3. If a judge finds that a taint-producing event in fact occurred, the judge must assess its probable effect on an average juror without regard, given the strictures of Rule 606(b), for the event's actual effect on particular jury deliberations. See Boylan, 898 F.2d at 262 ("[T]he criterion for a 'post-verdict determination of extra-record prejudice must be an objective one, measured by reference to its probable effect on a hypothetical average juror.'" (quoting United States v. Calbas, 821 F.2d 887, 896 (2d Cir. 1987)); Mahoney v. Vondergritt, 938 F.2d 1490, 1492 (1st Cir. 1991) (holding that prejudice must be determined from the "objective perspective" of whether extraneous information or influence "was likely to have affected the jury's verdict").

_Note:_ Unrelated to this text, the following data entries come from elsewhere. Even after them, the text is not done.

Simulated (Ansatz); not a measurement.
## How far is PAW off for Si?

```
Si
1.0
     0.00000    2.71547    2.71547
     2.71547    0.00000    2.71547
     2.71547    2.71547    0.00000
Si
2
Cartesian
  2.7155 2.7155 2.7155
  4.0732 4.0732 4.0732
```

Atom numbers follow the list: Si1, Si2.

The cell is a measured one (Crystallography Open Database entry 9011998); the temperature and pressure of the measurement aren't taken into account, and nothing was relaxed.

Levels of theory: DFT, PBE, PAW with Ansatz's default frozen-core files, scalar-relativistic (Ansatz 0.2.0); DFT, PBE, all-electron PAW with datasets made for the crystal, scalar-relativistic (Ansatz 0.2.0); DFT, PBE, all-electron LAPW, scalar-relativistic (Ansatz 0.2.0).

4. The judge is not free, however, to engage in a wide-ranging and exhaustive investigation, probing every questionable incident and turning over every stone to root out possible jury taint. The inquiry must be "limited to only what is absolutely necessary to determine the facts with precision." Boylan, 898 F.2d at 259 (quoting United States v. Ianniello, 866 F.2d 540, 544 (2d Cir. 1989). In particular, the inquiry is limited by Federal Rule of Evidence 606(b), which states, in relevant part: Upon an inquiry into the validity of a verdict or indictment, a juror may not testify as to any matter or statement occurring during the course of the jury's deliberations or to the effect of anything upon that or any other juror's mind or emotions as influencing the juror to assent to or dissent from the verdict or indictment or concerning the juror's mental processes in connection therewith. But a juror may testify about . . . whether extraneous prejudicial information was improperly brought to the jury's attention. Fed. R. Evid. 606(b). Under Rule 606(b), "inquiry into the motives of individual jurors and conduct during deliberations is never permissible." Vondergritt, 938 F.2d at 1492. Questioning of jurors "must focus solely" on whether the jury was improperly aware of extraneous prejudicial information or exposed to external influences. Id.

5. The parties did not request an official transcript. The questions are from a rough-draft transcript that I requested from the court reporter and are consistent with my own notes.

6. Instead, the plaintiffs' lawyer conceded that the foreperson apparently had not heard or considered extraneous information from the Internet during the trial or deliberations.

7. The plaintiffs' lawyer described her as "credible and . . . very clear."